Over the last three years, my family has slowly moved away from buying most of our food at the grocery store to buying most of it directly from the farmer through CSAs. The food is fresh and tasty and often more reasonably priced than organic foods at large chain stores such as Whole Foods.
The community supported agriculture (CSA) movement is a great way to buy local, sustainable (often organic) foods at a reasonable price. However, there are often so many CSAs to choose from, deciding on the best farm for you and your family’s needs can be overwhelming.
We’ve used a variety of CSAs, and the difference between farms is often surprising. If you’d like to join a CSA this year, make sure to ask both yourself and the farmer questions to get the right fit for your family.
How to Find a CSA
The best way to find a CSA is to go to localharvest.org and enter your city and state. How many CSAs are available to you depends on where you live. Some people who live in remote areas may only have one or two CSAs available. We live in the suburbs of a large city, so we have over 60 CSAs to choose from.
Determine What You’re Looking For
What are you looking for in your CSA? Are you looking primarily for fresh vegetables? Would you like a box that contains fruits and vegetables? Or would you like a meat CSA? All of these types of CSAs are available. You just need to decide what you’d like.
The next step is to determine if you’d like a CSA that delivers to your home (some do), or if you’d like one where you go pick up the produce weekly.
Check the pickup locations careful. Some require that you may have to drive further than you would like. We used to get a CSA where we picked it up at the local farmer’s market every week. Then I switched to a CSA that delivers to my home, and I’m sold on the convenience.
How Much Variety Are You Looking For?
Some CSAs offer a surprising amount of variety. One CSA we used included at least 12 to 15 different vegetables a week in our family size CSA box. Another one instead offered large quantities of only 5 to 8 different vegetables in a week.
While variety is nice, sometimes coming up with ways to use all of the different vegetables in a week can be difficult. In that case, a box with less variety is easier because you can make larger recipes and freeze some for use later in the fall and winter.
How Clean Is the Produce?
One farm offers CSA vegetables that are very clean and similar to what you would buy in the grocery store. Another CSA that we no longer use literally took the vegetables right from the ground and boxed them. I guess they do this thinking the veggies will stay fresher, but I found it to be a major inconvenience. Once they harvested during a rain storm, and the vegetables were so mud caked that my drain clogged because of all the mud.

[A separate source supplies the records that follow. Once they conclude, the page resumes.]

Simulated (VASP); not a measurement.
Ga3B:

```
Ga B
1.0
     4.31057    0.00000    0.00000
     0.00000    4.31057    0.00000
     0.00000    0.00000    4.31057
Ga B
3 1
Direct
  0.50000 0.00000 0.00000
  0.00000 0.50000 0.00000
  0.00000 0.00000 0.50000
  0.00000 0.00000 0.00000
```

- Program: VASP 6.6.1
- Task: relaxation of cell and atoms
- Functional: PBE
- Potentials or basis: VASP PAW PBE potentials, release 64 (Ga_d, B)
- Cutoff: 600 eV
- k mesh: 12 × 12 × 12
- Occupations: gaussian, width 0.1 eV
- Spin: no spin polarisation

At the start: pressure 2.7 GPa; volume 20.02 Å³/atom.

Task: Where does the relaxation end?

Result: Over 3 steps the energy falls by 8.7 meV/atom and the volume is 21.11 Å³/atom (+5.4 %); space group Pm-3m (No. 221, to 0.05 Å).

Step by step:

Definitely ask the farmer what state the vegetables will arrive in when you receive them.
If you’re considering getting a CSA this year, take the time to think about what you’re looking for and to also call the farmer directly to ask questions.
Risks of the CSA
CSAs do pose some risks. You’ll need to pay upfront for your vegetables. If you order a family size box to feed 3 to 5, you’ll likely pay $500 to $800 upfront for 16 to 24 weeks of produce boxes. You pay the money upfront to help the farmer pay for seeds and growing his crops.
You also take a risk with the farmer. If there is a flood or drought, many of the crops may be lost. Our first year as CSA customers, our area suffered a horrible drought. While our farmer was able to keeping giving us a CSA box every week, albeit smaller than normal, other farms were unable to keep their CSA obligations. This is a real risk you take, though the farmer tries to minimize the effects on the consumer.
Have you used a CSA before? If not, would you consider it?